Home prices hold firm as ‘hibernating’ market tests buyers and lenders

Most metros still saw gains, but cooling growth shifted power slightly toward buyers

Home prices hold firm as ‘hibernating’ market tests buyers and lenders

Home prices in most US metros continued to edge higher in the first quarter, even as the broader housing market drifted into what one analyst described as a “state of hibernation.”

New data from the National Association of Realtors (NAR) showed that prices increased year over year in 167 of 235 metro areas - about 71% of the markets tracked - while 16 logged double digit gains.

The national median existing single family price rose 0.5% to $404,300, extending a multi year run of equity gains even as affordability remained stretched.

“The national housing market has entered a state of hibernation as price growth narrows across all major reporting standards,” Bankrate financial analyst Stephen Kates, CFP, said.

Kates said the cooling trend lined up with other benchmarks. “This cooling is mirrored by data from the Federal Housing Finance Agency, which reported a 1.7% annual gain, and the S&P CoreLogic Case-Shiller Home Price Index, which recorded just a 0.7% increase in its most recent report covering data through February,” he said.

Regional divides deepen

NAR’s figures underscore a familiar split: strength in the Northeast and Midwest, softness in parts of the South and West.

“Geographic divergence has become the defining characteristic of the 2026 market, with the industrial heartland and Northeast flourishing while the West faces a valuation retreat,” Kates said.

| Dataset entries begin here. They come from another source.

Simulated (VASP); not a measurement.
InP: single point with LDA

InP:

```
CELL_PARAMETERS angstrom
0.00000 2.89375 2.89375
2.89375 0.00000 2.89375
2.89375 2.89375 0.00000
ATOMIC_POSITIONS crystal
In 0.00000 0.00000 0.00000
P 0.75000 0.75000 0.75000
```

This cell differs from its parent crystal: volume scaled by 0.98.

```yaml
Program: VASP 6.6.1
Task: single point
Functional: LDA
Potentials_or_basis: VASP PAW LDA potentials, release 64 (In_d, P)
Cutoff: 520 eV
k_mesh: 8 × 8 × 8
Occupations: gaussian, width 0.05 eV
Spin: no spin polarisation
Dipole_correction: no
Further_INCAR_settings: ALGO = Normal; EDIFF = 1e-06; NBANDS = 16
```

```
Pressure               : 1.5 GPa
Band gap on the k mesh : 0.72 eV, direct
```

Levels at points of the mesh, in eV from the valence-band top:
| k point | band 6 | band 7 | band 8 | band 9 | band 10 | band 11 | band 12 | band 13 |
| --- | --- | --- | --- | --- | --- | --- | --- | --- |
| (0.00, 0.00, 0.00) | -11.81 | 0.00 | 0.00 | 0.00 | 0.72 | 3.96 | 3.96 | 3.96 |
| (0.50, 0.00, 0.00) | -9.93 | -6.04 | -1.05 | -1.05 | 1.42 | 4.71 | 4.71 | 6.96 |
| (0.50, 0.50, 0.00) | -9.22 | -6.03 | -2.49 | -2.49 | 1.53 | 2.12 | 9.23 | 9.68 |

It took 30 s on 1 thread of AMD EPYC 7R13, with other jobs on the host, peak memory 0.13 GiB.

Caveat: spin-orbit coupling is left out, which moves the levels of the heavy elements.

“The NAR reports that home prices in the Northeast rose by 4.9% and the Midwest by 3.6%, while the West saw prices decline by 2.9%.”

Seven percent of markets still managed double digit gains.

“Seven percent of markets still managed double digit gains, led by a 12.0% jump in the Akron, Ohio, metro area,” Kates said.

“Anchorage, Alaska, and Albany, New York, rounded out the top three.”

Lawrence Yun, NAR’s chief economist, stressed that most owners still saw their balance sheets improve.

“Home prices continued to increase in many markets, boosting housing wealth for most homeowners,” Yun said.

“Gains were particularly solid across metro areas in the Northeast, where inventory shortages persist, and in the Midwest, where home prices remain relatively affordable.”

Affordability thawed, but only slightly

The first quarter brought modest relief on payments as mortgage rates eased from 2025 peaks and prices flattened at the national level.

“For the prospective buyer, the math of homeownership is finally moving in a more favorable direction as affordability conditions begin to thaw,” Kates said.

“The monthly mortgage payment on a typical existing single family home dropped to $1,979, representing a $78 decrease from last quarter. Typical families are now spending 21.5% of their income on mortgage payments, down from over 24% just one year ago.”

Yun noted that rates, while higher than earlier this year, remain below last year’s levels and continue to pull some borrowers back into the market.

“Lower mortgage rates will allow more potential buyers to qualify for and obtain a mortgage,” he said.

NAR also reported that about 27% of markets saw year over year price declines, up from 17% a year earlier, as formerly overheated “boomtown” markets reset.

Kates said this shift created “a rare window of leverage for buyers that has been missing for most of the past decade,” particularly in parts of the South and West where supply improved and local economies still added jobs.